So you've bought that fancy new display you've been drooling over. With that high-quality audio system, you're looking forward to home-cinema nirvana. But something doesn't seem quite right; movies you view seem as if they've been poorly dubbed. So what's going on, and, perhaps more importantly, what can be done about it?
The problem is 'lip-sync' and it's down to the delay times imposed by the complex digital signal-processing now built into many displays. You won't notice it on the TV's audio system (manufacturers compensate for such delays internally) but it's certainly an issue with off-board kit, over which the display manufacturer obviously has no control.
An affordable solution is the rather nondescript-looking Digital Audio Delay from Scottish outfit JS Technology. Standard optical digital inputs and outputs connect to your source (DVD player, set-top box) and amplifier's bitstream input - this item makes no concession to the analogue world.
A pair of buttons increase or decrease the delay time in 5ms increments - the maximum is an ample 340ms - and are adjusted until lip-sync is restored. The current display time is shown on a LCD panel, which also identifies the incoming signal's sampling rate.

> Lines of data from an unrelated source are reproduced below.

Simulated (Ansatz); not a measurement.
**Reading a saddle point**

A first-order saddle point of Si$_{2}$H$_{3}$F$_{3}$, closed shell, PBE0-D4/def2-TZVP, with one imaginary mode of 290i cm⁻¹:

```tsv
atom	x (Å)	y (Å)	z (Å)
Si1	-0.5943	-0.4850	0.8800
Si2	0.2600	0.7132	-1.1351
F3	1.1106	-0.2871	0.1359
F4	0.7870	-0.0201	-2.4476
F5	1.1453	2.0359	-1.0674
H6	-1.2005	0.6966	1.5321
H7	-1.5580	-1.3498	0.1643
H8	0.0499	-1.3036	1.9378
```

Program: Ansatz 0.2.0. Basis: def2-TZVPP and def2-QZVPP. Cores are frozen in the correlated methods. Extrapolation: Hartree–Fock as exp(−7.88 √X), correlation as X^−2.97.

The box is compatible with all common digital soundtracks and works extremely well with no deterioration of the audio signal. Both 44.1 (CD) and 48kHz (digital TV/DVD) sample rates are supported. As it stands, delay must be adjusted while watching TV or movies - it's easier if you have the Digital Video Essentials DVD. JS Technology might want to include something similar in the future, or put up a disc image on its website.